Sold cars for 6 years, managed at a car dealership for 5, and I have friends who have been in the business for decades. Here's what you do:
1) Find a car you like, and look at it on the lot after hours. Get it's information, and research it on line: get it's book value at nada.com for both retail and wholesale. NOTE: Most dealerships quit putting stickers in their windows so people have to ask about them and face a salesperson. If you do, just get the info from the salesperson, and don't let him suck you into the showroom. If you get an eager salesperson on the phone, he will give you all the info about the car. Some places list their inventory on line too.

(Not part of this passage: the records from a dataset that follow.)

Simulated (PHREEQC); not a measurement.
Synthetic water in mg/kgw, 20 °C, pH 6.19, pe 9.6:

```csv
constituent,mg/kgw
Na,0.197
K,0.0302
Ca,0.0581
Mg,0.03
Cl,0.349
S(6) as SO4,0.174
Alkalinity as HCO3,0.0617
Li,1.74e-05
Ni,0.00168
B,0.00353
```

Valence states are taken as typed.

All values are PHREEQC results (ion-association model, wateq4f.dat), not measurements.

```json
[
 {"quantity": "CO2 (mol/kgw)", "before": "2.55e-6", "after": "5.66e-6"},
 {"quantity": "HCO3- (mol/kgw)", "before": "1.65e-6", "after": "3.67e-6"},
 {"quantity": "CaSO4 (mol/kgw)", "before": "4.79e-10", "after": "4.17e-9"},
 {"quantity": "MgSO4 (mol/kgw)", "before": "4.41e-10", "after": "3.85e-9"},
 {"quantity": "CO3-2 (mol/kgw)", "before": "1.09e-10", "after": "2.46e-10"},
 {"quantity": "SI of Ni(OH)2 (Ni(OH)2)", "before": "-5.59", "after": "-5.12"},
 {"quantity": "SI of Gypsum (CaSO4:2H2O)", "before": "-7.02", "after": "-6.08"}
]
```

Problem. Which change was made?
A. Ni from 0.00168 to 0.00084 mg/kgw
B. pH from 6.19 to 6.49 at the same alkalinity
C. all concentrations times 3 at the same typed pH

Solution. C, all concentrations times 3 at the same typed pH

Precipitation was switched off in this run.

2) Go to your local bank: preferrably a credit union. Bring them the specs on the vehicle you are interested in and see what they will pre-approve you for. Then, you will know what your payment is, and what you can qualify for. When dealerships show you a payment in negotiation, it's just a guess EVERY TIME! Most of the time they pad their payment with extras such as credit life, gap insurance, and addendums (window etching, delivery fee, etc.). If your credit is bad, this is where the process stops for you. You will need to go to your bank with pay stubs, proof of residence, and other documentation and see what the bank will allow you to buy. This may limit your shopping options.
3) Once you have your pre-approval and terms, make sure you know what tax, title and license may cost you (estimate if you need to), and go back to the lot a second time (salespeople get excited when they see you come back a second time). Drive the car, check for imperfections, get it's maintenance and service history. Then, show the dealr your interest in buying the car. Go ahead and go into their office (the "bear cage" as we used to call it) and start negotiating. Don't tell him what payment you want, tell him what price you want to buy the car for. If you were pre-approved at the bank for $10,000 and the car is listed for $11,995, and books retail for $11,000, this will be a bit difficult, because you will want the dealer to sell you the vehicle for less than full book retail. REMEMBER...the book is just a GUIDE! (dealers will nod their heads when you say this phrase because they use it all the time when they are taking your car trade in and want to buy it for less than book). If your dealer is making money, he is definitely getting his cars for well under book to make good profits. Be firm, and tell the dealer you want to buy the car for $9300 or $9500. This is called hitting em high - shocking them with an outrageous number so they will open up their thinking to what you really want to buy it for...that way they are not so shocked. The dealer will counter offer and come down a little. Be firm, and don't buy it for more than your pre-approved amount plus fees. When you and the dealer get it to where you can buy it with your pre-approved amount (along with fees and taxes), let him know to write the negotiated amount down on a buyers order, and fax it over to your bank because you are pre-approved. DO NOT fill out a credit application! They will try to keep your financing to make more money.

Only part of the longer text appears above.